Lit pick: Nana, Emile Zola and Second Empire ParisPosted: August 22, 2013 Filed under: Art & architecture | Tags: Art Institute of Chicago, Emile Zola's Nana, Julia Gray, Mr Selfridge Leave a comment
I just finished reading Nana by Emile Zola, a deliciously risqué novel about Paris and the demimonde at the end of the 1860s. I haven’t read anything by Zola since college but I was inspired to read it by the current exhibition at the Art Institute of Chicago.

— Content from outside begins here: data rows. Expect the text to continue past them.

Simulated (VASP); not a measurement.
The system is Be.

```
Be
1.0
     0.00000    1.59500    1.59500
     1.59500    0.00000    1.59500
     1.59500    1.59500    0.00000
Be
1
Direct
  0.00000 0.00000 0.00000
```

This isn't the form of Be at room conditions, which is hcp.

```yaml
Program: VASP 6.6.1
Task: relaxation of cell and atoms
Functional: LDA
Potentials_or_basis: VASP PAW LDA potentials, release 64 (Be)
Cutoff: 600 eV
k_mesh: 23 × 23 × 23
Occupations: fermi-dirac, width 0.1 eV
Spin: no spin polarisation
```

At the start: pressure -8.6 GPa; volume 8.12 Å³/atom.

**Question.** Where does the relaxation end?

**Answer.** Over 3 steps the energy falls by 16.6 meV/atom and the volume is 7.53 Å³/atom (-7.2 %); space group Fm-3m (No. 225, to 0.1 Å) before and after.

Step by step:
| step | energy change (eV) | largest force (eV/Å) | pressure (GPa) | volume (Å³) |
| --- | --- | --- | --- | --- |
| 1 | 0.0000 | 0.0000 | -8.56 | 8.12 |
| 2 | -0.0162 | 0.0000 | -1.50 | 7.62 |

After touring it or the second time, I’m totally under the spell of Impressionism, Fashion and Modernity. As everyone who has written about the exhibit has said, it’s a delectable feast of paintings of the Impressionism period by Manet, Monet, Renoir, Degas, Morisot, Tissot and others, drawn from the Art Institute’s own excellent collection, and featuring exceptional works from the Musee d’Orsay in Paris and the Metropolitan Museum in New York.
The art is enhanced by beautifully displayed archival gowns and accessories of the period. Most important, the exhibit signage weaves a compelling story about societal and cultural change of the period from the 1860s through ca. 1890 and its impact on women’s apparel and lives.
At one of the Art Institute lectures on the exhibit, the speaker talked about other artists of the period and mentioned the writings of Emile Zola and especially his novel Nana, which features lavish descriptions of the costumes, décor and customs of the Second Empire in Paris. (Image: Cover of the original French edition, courtesy of Wikipedia.)
I had never read Zola’s novel, so I downloaded it to my Kindle when I got home that day. From the first chapter, I was amazed at Zola’s attention to detail of women’s costumes and the décor of the period.
The protagonist, Nana, is a young up-from-the-streets courtesan who becomes famous as “la blonde Venus” playing the lead in a fictional operetta, where she appears clothed only in a head-to-toe veil. She can’t act and can’t sing. But she is beautiful, voluptuous and charismatic. Nana is irresistible to wealthy Parisian men of all ages. In the beginning, she wants to find a man who can help support her and buy her suitable gowns and jewelry. But her tastes expand to include mansions, horses, servants – all requiring more and richer men. She becomes more and more grasping, profligate and promiscuous and ruins each of the men in turn until finally creating her own downfall.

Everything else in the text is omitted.